No Room of One’s Own

A transcript of this video is available here.

During the course of the play the table collects this and that…by the end of the play the table has collected an inventory of objects.

Tom Stoppard, Arcadia

Our dining room table sits in the middle of our house, though to call it a dining room table endows it with an elegance it lacks. The “room” it occupies isn’t truly a room but a causeway, a semi-independent space that connects the living room—which doubles as a foyer, which triples as a play area—to the kitchen, to the bathroom hallway, and beyond. It is a dining room because it is the house-space in which we dine; it is a dining room table because it is the hard surface around which we gather to eat.

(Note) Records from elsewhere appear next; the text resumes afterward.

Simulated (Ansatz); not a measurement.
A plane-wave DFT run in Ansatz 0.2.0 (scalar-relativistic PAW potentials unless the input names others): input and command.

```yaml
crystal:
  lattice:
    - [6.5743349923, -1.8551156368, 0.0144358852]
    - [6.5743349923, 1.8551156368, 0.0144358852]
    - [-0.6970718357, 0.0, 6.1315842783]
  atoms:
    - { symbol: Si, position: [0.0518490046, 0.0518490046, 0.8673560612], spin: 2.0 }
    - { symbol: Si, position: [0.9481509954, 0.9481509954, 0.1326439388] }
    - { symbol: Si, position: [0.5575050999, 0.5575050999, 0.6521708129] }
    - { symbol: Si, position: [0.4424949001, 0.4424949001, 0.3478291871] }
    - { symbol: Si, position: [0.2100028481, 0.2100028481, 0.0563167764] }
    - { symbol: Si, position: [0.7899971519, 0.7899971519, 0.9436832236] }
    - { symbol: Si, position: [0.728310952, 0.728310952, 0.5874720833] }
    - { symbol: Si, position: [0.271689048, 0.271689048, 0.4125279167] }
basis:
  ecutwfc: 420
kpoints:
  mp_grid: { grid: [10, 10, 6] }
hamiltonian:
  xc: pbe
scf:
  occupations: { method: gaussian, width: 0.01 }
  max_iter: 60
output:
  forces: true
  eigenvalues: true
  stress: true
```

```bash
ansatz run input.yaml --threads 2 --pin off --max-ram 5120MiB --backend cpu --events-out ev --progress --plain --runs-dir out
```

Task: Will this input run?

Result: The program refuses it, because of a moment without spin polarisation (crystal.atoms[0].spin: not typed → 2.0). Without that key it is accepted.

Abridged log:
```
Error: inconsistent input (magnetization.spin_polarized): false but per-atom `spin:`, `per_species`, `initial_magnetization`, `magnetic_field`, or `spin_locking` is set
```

Like many a good dining room table, however, its functions vary. The coffee table, ten steps and one room away, holds toys, notebooks, cups; the built-in-desk, sandwiched between the bookshelves on the other wall, supports a printer, folders, and, when I can find them, my sunglasses and keys. Our dining room table serves as receptacle for all else: a shrine to abundance; the surface that catches the overflow of the overflow of life. This table is as I imagine Odysseus and Penelope’s arboreal bedpost, rooted to the foundations of our home, displaying accretions in lieu of rings: layers of spilled syrup, wayward marker, paint. It is where we do homework, draw pictures, read stories. It is where we eat pancakes and have Zoom meetings and pay bills. It is also where I write.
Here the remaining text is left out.